CLEVELAND – One of the factors Todd Bowles considered in his deliberations about whether Sam Darnold was ready to be his starter right away was the Jets’ daunting early-season schedule. With three games in 11 days, including two prime-time matchups, was it wise to go with a rookie from the get-go?
It was no small factor in how to proceed, especially because Bowles had two viable options in Josh McCown and Teddy Bridgewater.
Darnold himself wound up addressing all concerns by performing so admirably during training camp and preseason that Bowles really didn’t have much of a decision to make after all. It was a no-brainer to start Darnold, who checked all the boxes for what the coach needed.
And now that Darnold is two-thirds of the way through the 11-day gantlet, he actually can benefit from the challenges associated with such an arduous start. Especially now that he is working on a second short week to prepare for a game.
“It’s just another challenge for this team and we’re going to take it head on,” said Darnold, who looks to bounce back after a mediocre performance in a 20-12 loss to the Dolphins. “Move on as fast as possible because it’s a short turnaround.”
Not that Darnold is about to face a team that has instilled fear in the hearts of its opponents in recent years. The Browns are 1-32-1 in the Hue Jackson era. A dreadful run, to be sure, but the Browns have looked capable in many spots during the first two weeks, playing a 21-21 tie with the defending AFC North champion Steelers at home in Week 1 and a 21-18 loss to the Saints in New Orleans.
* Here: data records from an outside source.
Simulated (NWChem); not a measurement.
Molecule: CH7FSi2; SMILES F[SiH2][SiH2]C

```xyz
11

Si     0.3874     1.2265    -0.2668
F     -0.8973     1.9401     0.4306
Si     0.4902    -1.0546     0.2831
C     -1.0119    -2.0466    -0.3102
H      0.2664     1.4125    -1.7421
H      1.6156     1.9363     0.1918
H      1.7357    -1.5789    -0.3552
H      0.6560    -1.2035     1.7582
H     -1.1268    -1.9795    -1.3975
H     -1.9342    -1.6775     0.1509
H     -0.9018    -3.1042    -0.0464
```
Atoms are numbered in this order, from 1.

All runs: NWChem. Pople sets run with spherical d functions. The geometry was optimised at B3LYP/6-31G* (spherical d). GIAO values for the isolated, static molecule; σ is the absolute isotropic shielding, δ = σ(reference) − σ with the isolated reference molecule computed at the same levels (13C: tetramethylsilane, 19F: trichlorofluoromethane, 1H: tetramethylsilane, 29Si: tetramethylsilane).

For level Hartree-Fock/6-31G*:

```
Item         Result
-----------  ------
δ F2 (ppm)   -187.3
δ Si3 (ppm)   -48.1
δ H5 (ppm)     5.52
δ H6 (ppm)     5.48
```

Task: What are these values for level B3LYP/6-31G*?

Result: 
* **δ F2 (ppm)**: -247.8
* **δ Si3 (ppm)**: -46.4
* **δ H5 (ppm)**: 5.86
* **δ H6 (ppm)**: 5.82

Those two results, combined with the Jets’ lackluster performance in Week 2 – which followed a 48-17 tour de force over the Lions – actually prompted oddsmakers to install the Browns as three-point favorites over the Jets.
So it will be no small task for Darnold to deal with hyper-aggressive defensive coordinator Gregg Williams, who loves to call blitzes, especially against young quarterbacks. Expect Williams to dial up plenty of schemes to pressure and confuse Darnold.
“They’re very sound in what they do,” Darnold said. “Their defensive backs are very sound in their coverage and they play man pretty well. It’s going to be a great challenge for us, and we’re looking forward to it.”
Had things turned out differently last spring, it might have been Darnold wearing a Browns uniform for this one. There was a time early in the draft process that it appeared a fait accompli Darnold would be the No. 1 overall pick, but general manager John Dorsey eventually became enamored with Oklahoma’s Baker Mayfield and selected him at the top spot.
Unlike the Jets, Dorsey and Jackson opted for a more conservative approach in developing Mayfield and are going with former Bills starter Tyrod Taylor. Darnold vs. Mayfield will have to wait for another day.
Both approaches have merit, but there’s no question the Jets made the right call installing Darnold as the Week 1 starter. Things never seemed too big for him – not practice, not the preseason games and not the leadership requirements every starter must show. He did a terrific job in recovering from an interception return for a touchdown on his first NFL play, and the Jets played as complete a game as any under Bowles.
But as Sunday’s clunker against the Dolphins showed, this will be a work in progress with plenty of highs and lows. Darnold simply hopes to keep the lows to a minimum. "I'm just going to continue to try and play as consistent as possible, find completions when I can and take shots when I can,” he said.
Three games in 11 days, and then some rest. It’s as good a way to start as any.